Reduced Facsimile of Early Wood-cut
At first these images appeared upon single sheets bearing only the picture. Later, words were carved upon the block in addition to the picture, giving us on one page the combination of picture and text. Very probably the owner could not read the inscription, but he could be told what it meant and the very form of it would recall to his mind the words which he had learned.
From this single picture there were two lines of development. One was the binding up of several pages of such pictures and texts into a book. Each page was printed from a single block and the result was a block book. Of these there were two especially famous and often printed, The Biblia Pauperum, or Poor Man’s Bible, and the Speculum Humani Salvationis, or Mirror of Human Salvation. The Poor Man’s Bible, of course, was a collection of prints recalling the biblical stories. The Mirror went further afield and showed pictures representing moral teaching. Great numbers of these books were printed and circulated, especially in Holland and Germany.
The other development was the printing of whole pages of text. Certain books were in great demand. The advantage of being able to reproduce them quickly and cheaply was obvious. The two best known are alphabet books for beginners called Abecederia, or Abecederium in the singular, and the elementary Latin grammars abstracted from the works of an old Latin grammarian named Donatus. These grammars were commonly called Donatuses. These books, especially the school books, were printed mostly on vellum, partly because of its greater durability and partly because the use of paper was not yet common.
We have here the lines of development which led directly to the invention of typography. We have already mentioned books printed from plates with pictures without text, pictures with text, and text without pictures. What would be more natural than to cut off the part of the block containing the text and use the picture alone, or to combine the text with text cut from another block or with another picture from which the text had been removed? If we could do this why could we not cut out a single word or a single letter and why not make a considerable number of these single letters and combine them into words? If parts of two or more blocks were to be used for the same picture, they must be fastened together in some way, or as we should say today the form must be locked up. Why could not separate letters be fastened together in the same way so that we could print anything we wanted by the simple process of putting together the necessary letters in the proper relation? As we shall see presently, this is exactly what happened, and the invention of printing thus considered is the most natural thing in the world.

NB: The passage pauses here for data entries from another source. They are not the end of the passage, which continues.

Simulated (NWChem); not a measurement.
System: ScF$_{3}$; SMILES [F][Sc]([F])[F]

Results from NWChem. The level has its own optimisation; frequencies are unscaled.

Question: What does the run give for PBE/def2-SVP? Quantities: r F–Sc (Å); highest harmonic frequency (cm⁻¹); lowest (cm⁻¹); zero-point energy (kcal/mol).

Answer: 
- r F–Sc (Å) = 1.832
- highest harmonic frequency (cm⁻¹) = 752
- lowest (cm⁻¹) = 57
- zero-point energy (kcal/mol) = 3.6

Before passing to the next phase of the discovery, a word should be said about playing cards. Until recently playing cards were considered as having a place in this development which they probably never occupied. Playing cards, like many other things good and bad, were invented in the East. They made their appearance in Europe somewhere about 1375 A. D. and by 1400 they had become popular. The first cards were hand painted which, of course, made them expensive and confined their use to the wealthy. A little later, however, they were painted by the use of stencils so that they could be produced cheaply and plentifully. Later still they were printed from blocks like the image prints and colored by hand. Color being essential to playing cards, the development thus outlined was the most natural. It has been supposed that the comparatively small playing card was first made and that the image print was derived from the playing card. There now seems no question that the process was the other way about, as there are no printed playing cards known as early as the St. Christopher above referred to. The block-printed playing card seems to have been clearly an imitation of the image print, and not the image print an evolution from the playing card.
CHAPTER III
Claims to the Invention
De Vinne mentions fifteen cities or towns as having been specified by as many different authors as the true birthplace of typography. The names of these are Augsburg, Basle, Bologna, Dordrecht, Feltre, Florence, Haarlem, Lubeck, Mainz, Nuremberg, Rome, Russemburg, Strasburg, Schelestadt, and Venice. The various authors assign to these towns the names of the following alleged inventors: Castoldi, Coster, Fust, Gensfleisch, Gresmund, Gutenberg, Hahn, Mentel, Jenson, Regiomontanus, Schoeffer, Pannartz and Sweynheym, and Louis de Vaelbaeske.
Of these claims there are only three which deserve any consideration whatever. The first of these claims, the alleged discovery at Avignon, is by far the most recent and may be quickly disposed of. In 1890 the Abbé Requin discovered five curious documents in the notarial records of Avignon, in southern France. These papers deal with the business dealings of the silversmith Procopius Waldfoghel with certain other persons regarding the art of writing artistically, instruction therein, and certain tools therefor. There are mentioned in these papers two steel alphabets in Latin, one iron alphabet in Hebrew, two iron frames, one steel screw, forty-eight forms of tin, and divers other forms belonging to the art of writing. There is also mention of instruments or tools of iron, steel, copper, latten, lead, tin, and wood for writing artistically. These documents date from 1444 and 1446, before Gutenberg had produced any results. On the evidence of these documents attempts have been made to show that printing was being done at Avignon several years before the earliest date that can be assigned to the 42-line Bible, the Letters of Indulgence, or even the somewhat doubtful Latin Grammar.
A careful study of the documents, however, hardly bears out this claim. It is said that the writing was to be done on “stuffs” (cloth), but nothing is said of paper, ink, or other materials needed for printing, and it is a stretch of the imagination to see punches and matrices in the iron and steel alphabets and the forty-eight forms.